CCAT MorphGNT
This file is derived from the morphologically parsed GNT provided by UPenn's CCAT. James Tauber reformatted it for easier text processing, converted it to UTF-8 and corrected many errors he found over the last ten years while performing a number of linguistic analyses.
This file is made available under a Creative Commons by-nc-sa license. For attribution purposes, please credit CCAT and James Tauber.
Downloads
Each is about a megabyte.
- version 5.07
- version 5.06
- version 5.05
- version 5.04
- version 5.03
- version 5.02
- version 5.01
- version 5.00
Explanation of Format
First column is the book/chapter/verse. (Note that shorter ending of Mark appears after longer)
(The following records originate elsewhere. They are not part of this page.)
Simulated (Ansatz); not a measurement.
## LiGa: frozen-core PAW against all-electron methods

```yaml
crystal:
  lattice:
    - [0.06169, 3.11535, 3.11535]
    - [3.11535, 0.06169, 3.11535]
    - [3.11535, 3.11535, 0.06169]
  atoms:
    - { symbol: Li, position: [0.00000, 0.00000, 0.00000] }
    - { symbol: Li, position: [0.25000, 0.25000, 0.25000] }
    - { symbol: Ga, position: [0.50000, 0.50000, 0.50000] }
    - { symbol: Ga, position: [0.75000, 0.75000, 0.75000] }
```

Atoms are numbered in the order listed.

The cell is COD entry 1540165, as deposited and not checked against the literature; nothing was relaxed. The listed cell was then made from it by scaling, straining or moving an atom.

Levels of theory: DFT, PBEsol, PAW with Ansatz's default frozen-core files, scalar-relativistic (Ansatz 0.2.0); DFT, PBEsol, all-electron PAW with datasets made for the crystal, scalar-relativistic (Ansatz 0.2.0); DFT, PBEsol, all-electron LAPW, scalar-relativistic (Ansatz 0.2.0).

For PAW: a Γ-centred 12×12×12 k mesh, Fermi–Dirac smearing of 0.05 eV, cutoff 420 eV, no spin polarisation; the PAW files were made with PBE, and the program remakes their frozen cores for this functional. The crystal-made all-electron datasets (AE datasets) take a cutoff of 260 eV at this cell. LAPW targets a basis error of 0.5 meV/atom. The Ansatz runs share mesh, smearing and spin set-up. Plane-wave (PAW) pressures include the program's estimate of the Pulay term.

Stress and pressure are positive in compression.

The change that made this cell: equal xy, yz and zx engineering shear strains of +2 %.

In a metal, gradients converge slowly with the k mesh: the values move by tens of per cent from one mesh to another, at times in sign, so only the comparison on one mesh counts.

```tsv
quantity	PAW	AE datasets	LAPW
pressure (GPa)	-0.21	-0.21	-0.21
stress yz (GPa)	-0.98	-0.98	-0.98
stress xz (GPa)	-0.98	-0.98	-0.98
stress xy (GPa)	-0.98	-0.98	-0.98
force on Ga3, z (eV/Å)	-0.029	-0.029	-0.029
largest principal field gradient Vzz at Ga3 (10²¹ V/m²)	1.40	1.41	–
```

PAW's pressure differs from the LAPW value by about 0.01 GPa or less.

Second column is the part of speech:
- A- adjective
- C- conjunction
- D- adverb
- I- interjection
- N- noun
- P- preposition
- RA article
- RD demonstrative
- RI interrogative/indefinite pronoun
- RP personal/possessive pronoun
- RR relative pronoun
- V- verb
- X- particle
Third column has eight slots for parse codes:
- Person: 1, 2, 3
- Tense: Aorist, Future, Imperfect, Present, X-perfect, Y-pluperfect
- Voice: Active, Middle, Passive
- Mood: D-imperative, Indicative, N-infinitive, O-optative, P-participle, S-subjunctive
- Case: Accusative, Dative, Genitive, Nominative, Vocative
- Number: Plural, Singular
- Gender: Feminine, Masculine, Neuter
- Degree: Comparative, Superlative
Fourth column is the form that appears in the UBS3/NA26 text.
Fifth column is the lemma or dictionary form.